10 October, 2013

Privacy vs. Functionality: The battle continues

Targeted ads. Location tracking. History logging. What do people think of when they hear these terms? Typically, it's not a pleasant response, is it? People see this kind of functionality as a means for corporations to spy on them and send their personal data to the government. Yet it's this kind of lack of privacy that actually makes features like Google Now and iOS 7's parallax effect, in all their glory, even possible. Say what?

Yes, that's correct. One thing we all need to realize is that by collecting data, software can do things that it would normally take physical hardware to do. Location data makes Google Now's travel time alerts and public transit cards possible. Search history makes Google Now's personalized sports data and frequent location searches also possible. Even more alarming, accelerometer, gyroscope, and front camera (!) data are what make iOS 7's parallax effect possible. Targeted ads, of course, are no different.

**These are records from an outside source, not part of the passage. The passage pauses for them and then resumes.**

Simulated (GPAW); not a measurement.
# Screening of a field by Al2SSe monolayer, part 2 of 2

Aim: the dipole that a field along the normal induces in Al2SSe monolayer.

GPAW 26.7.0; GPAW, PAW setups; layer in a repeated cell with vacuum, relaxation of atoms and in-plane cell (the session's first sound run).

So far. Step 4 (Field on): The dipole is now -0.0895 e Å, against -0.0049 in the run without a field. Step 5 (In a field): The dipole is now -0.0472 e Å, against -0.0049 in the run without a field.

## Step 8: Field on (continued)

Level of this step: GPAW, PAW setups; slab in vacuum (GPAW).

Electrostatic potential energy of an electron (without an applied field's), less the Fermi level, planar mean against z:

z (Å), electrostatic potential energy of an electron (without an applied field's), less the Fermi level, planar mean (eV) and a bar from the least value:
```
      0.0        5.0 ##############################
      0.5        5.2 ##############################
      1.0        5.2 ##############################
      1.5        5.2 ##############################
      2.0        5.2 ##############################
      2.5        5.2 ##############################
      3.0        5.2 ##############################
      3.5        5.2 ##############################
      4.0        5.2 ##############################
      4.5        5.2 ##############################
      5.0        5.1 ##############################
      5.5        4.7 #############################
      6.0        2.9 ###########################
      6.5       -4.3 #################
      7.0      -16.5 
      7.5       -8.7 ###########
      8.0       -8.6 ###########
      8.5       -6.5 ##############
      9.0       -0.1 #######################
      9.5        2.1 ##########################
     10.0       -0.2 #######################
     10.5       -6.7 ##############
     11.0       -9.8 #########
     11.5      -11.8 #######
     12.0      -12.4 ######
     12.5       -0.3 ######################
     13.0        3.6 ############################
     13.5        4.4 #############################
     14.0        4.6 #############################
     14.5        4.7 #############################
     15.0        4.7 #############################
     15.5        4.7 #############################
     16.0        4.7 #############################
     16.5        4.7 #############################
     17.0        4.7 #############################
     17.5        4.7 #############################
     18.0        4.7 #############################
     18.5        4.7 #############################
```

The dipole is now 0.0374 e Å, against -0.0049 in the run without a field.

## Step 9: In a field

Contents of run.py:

Imagine you are, say, on a Chromebook. In Chrome OS's seamlessly secure ecosystem, you are just peacefully browsing the Web, checking Google+, Facebook, Twitter, Instagram, etc., when all of a sudden, you get a nagging pop-up window, telling you to install Windows. Or IE, in all it's ugliness. And every time you try to close it out, you end up getting repeatedly nagged, by Microsoft, by Apple, by Nokia, and by every possible software vendor other than the one(s) you actually want to see ads from. What you have just imagined is a world without targeted ads.

So think about what privacy means. Unfortunately, there's a trade-off here, because functionality and privacy inversely go hand-in-hand, and unless users want to get nagged by irrelevant ads and have stifling user experiences on their devices, they will have to give up some, but not all, of their private lives.